Like the vast majority of western culture, I believed that children are not capable of controlling their elimination until nearly two years of age, one year was the earliest a child would ever begin showing signs of potty training. I believed this despite my experience with infants and witnessing infants controlling their eliminations. It is a child-rearing "fact" that is bore into us from culture. After Daryl mentioned his friends' endeavors, I came across something on the internet that talked about "elimination communication." The process in which mother and child actually communicate about elimination, and mothers tune into cues given by their infant that signal when they have to go. Is this what our friends were under taking? It still seemed bizarre. Babies without diapers was just a mess waiting to happen. But, my curiosity caught up with me as usual and I had to read more about where people would get such an idea. What I found inspired me. Mothers in several cultures such as India and African cultures, never use diapers. From the day her infant is born, the mother can sense via cues given by the infant, that her child needs to go to the bathroom. She takes her child to the appropriate place, and in turn gives her child a cue to eliminate. The child does, and the two continue life without a diaper completely clean. After reading about such cultures, I began thinking doesn't it make sense? Who would want to have a soggy, slimy, smelly bulk of diaper between their legs. Isn't using a diaper kind of laziness, so that parents can simply attend to their child's waste at a time convenient to them, as their child sits in wetness? I decided we would try. Afterall, the only ill effects that could come out of trying would be pee everywhere, and that is easily cleaned.

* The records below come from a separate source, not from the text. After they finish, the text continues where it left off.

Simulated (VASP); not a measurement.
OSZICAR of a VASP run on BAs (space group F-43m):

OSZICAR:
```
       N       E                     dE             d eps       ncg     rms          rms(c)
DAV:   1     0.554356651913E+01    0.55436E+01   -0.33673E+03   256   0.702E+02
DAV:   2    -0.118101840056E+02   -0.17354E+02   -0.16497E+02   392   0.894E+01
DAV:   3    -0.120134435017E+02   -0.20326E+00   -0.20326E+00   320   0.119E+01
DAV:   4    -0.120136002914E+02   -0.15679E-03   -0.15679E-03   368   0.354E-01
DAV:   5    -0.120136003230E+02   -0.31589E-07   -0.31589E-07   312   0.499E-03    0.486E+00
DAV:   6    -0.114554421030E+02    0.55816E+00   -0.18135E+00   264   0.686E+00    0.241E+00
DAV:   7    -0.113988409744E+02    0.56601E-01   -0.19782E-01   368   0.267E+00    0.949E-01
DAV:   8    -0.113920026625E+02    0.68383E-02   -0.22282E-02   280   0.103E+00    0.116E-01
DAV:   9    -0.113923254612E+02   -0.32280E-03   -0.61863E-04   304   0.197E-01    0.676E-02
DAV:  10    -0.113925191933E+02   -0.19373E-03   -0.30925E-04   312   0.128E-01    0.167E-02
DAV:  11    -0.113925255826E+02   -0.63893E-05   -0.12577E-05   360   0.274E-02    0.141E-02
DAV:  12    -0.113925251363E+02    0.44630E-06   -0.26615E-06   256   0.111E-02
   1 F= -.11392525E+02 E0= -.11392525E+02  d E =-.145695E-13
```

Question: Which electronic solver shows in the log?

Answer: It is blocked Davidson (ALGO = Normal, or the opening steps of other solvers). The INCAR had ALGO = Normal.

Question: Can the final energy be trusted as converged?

At the time, we were moving from Cleveland to Toledo, and it was not an opportune time to break through cultural barriers with a diaperless baby. Now that we are settled into our new home, and the hectic holidays are behind us, it is time to give it a try. I was re-inspired upon receiving a gift from our friends, which was a book outlining Elimination Communication. Despite hesitations, I decided the only way to do this was to jump right in.

To tune into the cues that Jonah gives before he eliminates, and to find a pattern in his elimination schedule, we spread our cloth diapers over the floor and lay him naked on top of them, and observed. What I found was actually very interesting to me. While I expected a show similar to that of Buckingham Fountain, the entire two hours that he lay naked he did not urinate. It was not until I pinned a diaper onto him, coverless so that I could know immediately when he urinated, that he went. Later in the day, I had him in the sling to put laundry in the dryer, and I just had a feeling that he had to urinate. I felt his coverless diaper, and sure enough after a second or two, I felt a spot of warm wetness growing over the front of the daiper. As he urinated, I made the "sssss" sound as prescribed in the books and websites that I have read.

The purpose of the "ssss" sound is to give your child an associative cue for eliminating. The hope is that once I am able to better predict his need to eliminate, I can take him to the appropriate place (a potty) and give him a cue by making the "ssss" sound, and he will go. The same method is used for bowel movements, only a different cue is chosen.

I am choosing to venture down this path for several reasons. Although it is more work now, if our goal is reached it will be far less work than potty training Jonah at the age of 24 months. The reason western cultures must potty train is because our infants are trained to eliminate in their diapers. When the child begins to develope the desire to be diaper free around 24 months, we must "un-train" them from going potty in their pants. By responding to Jonah's cues and needs now, we are eliminating confusion and frustration for the future. Another reason is pure curiosity. I want to know if it works, and how it works. I want to see my child learn, and discover how we can learn together. Finally, it is just one more way in which mother and child bond and communicate their needs. I am whole-heartedly meeting all of the other needs in my child's life, why not strive to meet his elimination needs as well, rather than putting them off until I am ready to deal with them by changing a diaper.

Jonah is also enjoying our experiment. He was so pleased today to be naked, and not constricted by his clothes or diaper. I have never seen him so happy to be on the floor playing, and he was more mobile than he is when we have "floor play" that includes clothing. In this case, we are following the old addage "if it feels so good, it must be right!"


Despite the name of this web journal, Jonah's Journal, it is I, Jonah's mother, who will be managing and writing posts. I feel that this is as much my journal as it is my four month old son's, because the purpose of this blog is to chronicle the relationship and journey between mother and child from each of our perspectives. I plan on journaling our journey that includes "baby wearing," nursing, elimination communication, and other milestones not only in Jonah's cognitive abilities but also milestones in my parenting. Some people would label my methods as "attachment parenting" but I prefer to call it following my heart.

We have several reasons for creating this journal. One is for our own personal use; to create an organized system for keeping memories. Another is because some of the methods we use may seem a little odd to our family and friends, and we would like to explain ourselves uninterupted. Having this public journal will give others a chance to see that the way we are doing things really does work and is based not only on scientific research and reasoning, but also our instincts. Finally, I am hoping to give a little guidance through my own faults and trials to other mothers and babies going through the same journey. I would like other so-called attached parents to know that they are not alone, and give insight to those parents who are on the fence about these methods.

We hope that you will enjoy reading about our way of life, whether you are a friend, family member, or curious stranger.